Analysis and Classification of Restaurant Reviews

Brief background

It is essential for a restaurant manager to know feedbacks from clients (like what are the defects in services, how people feel about the food, etc) in order to improve the customer satisfaction and restaurants' overall business. The most important resource of feedback are guests' reviews, especially those negative reviews. However, looking through thousands of guests' reviews can be too time-consuming and frustrating. Moreover, third party platform like Yelp just give ratings without information regarding why ratings are low or reviews are negative (type of drawbacks). Wouldn't it be perfect to have a NLP classification model that can classify different types of negative reviews for a restaurant manager before he look into those reviews?

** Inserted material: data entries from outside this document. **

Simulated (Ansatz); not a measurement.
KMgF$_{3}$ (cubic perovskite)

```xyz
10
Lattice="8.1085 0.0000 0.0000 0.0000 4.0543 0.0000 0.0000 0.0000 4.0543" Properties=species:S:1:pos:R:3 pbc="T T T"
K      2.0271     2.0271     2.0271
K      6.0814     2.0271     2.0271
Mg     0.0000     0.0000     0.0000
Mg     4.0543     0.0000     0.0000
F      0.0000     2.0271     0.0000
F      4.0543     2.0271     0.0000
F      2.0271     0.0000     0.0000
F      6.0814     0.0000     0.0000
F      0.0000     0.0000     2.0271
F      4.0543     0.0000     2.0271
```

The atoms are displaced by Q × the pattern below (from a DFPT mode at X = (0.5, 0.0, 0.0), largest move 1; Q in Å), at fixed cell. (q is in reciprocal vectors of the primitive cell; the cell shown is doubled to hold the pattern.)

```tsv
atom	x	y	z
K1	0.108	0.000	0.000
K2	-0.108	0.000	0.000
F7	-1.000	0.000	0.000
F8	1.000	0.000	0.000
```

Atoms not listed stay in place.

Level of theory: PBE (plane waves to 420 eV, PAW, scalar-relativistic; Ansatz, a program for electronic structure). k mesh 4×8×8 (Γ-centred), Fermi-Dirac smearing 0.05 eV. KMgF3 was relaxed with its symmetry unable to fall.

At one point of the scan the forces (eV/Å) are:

In this project, we use a McDonald's review dataset and reviews we collected using Yelp API to analyze the negative reviews, to analyze feedbacks from McDonalds' guests and KFC guests, to give an idea about how various fast food restaurants do in different cities, and finally to establish NLP classification models that can classify negative reviews for restaurant managers.

Goals of this project:

(1) analyze negative reviews and feedback from guests of fast food restaurant;

(2) get an idea about how various fast food restaurants do in different cities (what are the different defects in services, food, etc);

(3) develop NLP classification models that can classify negative reviews for restaurant managers, help the manager save time on absorbing information, help restaurants improve the business.

(4) try various ML technics, deep learning, xgboost to build NLP models, evaluate models.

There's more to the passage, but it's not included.